Electronics Get a Time Out on Low-Tech Tuesdays at Orinda Academy

(Laura Turnbull, Photographer)
Orinda Academy students Theo Jacobs and William Garman enjoy a game of Jenga on a 20-minute break between classes.

    On one recent Tuesday morning in the study hall room, an Orinda Academy teacher began challenging students to one-minute elbow planks while a boisterous Jenga game played out on a nearby table.
    The music teacher led an origami group, and the school’s learning specialist sat in a circle with students interested in tarot reading and horoscopes. Card and chess games formed quickly, and several students headed outside for basketball and ping pong. For an entire 20 minutes, nobody in the room looked at a smartphone.

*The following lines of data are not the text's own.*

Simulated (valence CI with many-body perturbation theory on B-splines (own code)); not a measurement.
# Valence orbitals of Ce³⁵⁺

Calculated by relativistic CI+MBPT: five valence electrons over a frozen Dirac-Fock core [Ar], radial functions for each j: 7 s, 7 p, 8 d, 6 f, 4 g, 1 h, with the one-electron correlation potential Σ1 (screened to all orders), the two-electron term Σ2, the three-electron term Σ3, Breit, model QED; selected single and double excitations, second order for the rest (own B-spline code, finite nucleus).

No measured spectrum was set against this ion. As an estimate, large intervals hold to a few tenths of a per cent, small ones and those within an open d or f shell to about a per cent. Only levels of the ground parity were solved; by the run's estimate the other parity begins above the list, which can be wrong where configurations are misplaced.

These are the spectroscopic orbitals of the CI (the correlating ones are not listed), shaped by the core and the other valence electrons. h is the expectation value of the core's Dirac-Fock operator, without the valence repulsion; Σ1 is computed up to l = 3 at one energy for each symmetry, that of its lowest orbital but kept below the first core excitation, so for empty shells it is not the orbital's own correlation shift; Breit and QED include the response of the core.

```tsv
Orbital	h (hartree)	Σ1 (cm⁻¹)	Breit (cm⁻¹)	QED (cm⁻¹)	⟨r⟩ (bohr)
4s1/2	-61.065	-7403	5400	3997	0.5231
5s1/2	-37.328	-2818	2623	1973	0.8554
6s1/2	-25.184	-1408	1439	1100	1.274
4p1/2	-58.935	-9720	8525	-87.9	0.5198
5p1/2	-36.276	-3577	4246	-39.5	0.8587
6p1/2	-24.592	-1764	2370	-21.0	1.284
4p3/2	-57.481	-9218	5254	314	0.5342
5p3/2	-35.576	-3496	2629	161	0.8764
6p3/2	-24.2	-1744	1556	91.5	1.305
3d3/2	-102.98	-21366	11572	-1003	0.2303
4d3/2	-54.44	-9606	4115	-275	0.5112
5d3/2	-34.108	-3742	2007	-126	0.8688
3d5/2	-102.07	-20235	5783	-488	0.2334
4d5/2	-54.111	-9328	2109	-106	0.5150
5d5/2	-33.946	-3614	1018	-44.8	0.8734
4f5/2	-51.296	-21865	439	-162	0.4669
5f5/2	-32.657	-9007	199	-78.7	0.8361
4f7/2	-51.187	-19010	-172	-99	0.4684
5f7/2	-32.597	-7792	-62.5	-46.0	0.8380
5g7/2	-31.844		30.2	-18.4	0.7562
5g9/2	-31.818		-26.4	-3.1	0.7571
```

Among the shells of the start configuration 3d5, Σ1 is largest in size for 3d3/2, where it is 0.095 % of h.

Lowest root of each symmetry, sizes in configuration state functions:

    Orinda Academy’s students and staff were introduced to a new weekly schedule component beginning second semester: Low-Tech Tuesdays. The administrative team and faculty created this once-a-week activity period, taking advantage of a morning break to encourage students to take a brief break from technology.
    During the exercise, everyone in the school community is encouraged to set aside electronic devices – smartphones, laptops, tablets, and even smart watches – and take time to do something fun and low tech.
    “It’s just 20 minutes, and we’re not forcing anyone to comply,” says Sue Porter, head of school. “Low-Tech Tuesday is more of an invitation. We model low-tech behavior and offer lots of fun alternatives. We’re making this low-tech opportunity as inviting as we can. It’s like recess – for teenagers.”
    “The laughter is the best part,” says Mollie Mowat, assistant head of school. “It’s loud, for sure, but it’s really great noise. Kids are de-stressing and they don’t even know it.”
    Junior Maddie agrees. “I feel like I can put my phone away without any issues, probably more than most people my age. But it’s really nice just to have this time when there are lots of other things for everyone to do without our phones. We’re actually making eye contact and talking to each other — no YouTube or SnapChat, just us.”
    “High school students use tech all day long,” explains science and math teacher Vicky Guarracino. “We restrict it in classrooms, but from what we’ve observed, the addiction is real. It’s just nice to offer kids a social interaction opportunity that doesn’t involve staring at a screen.”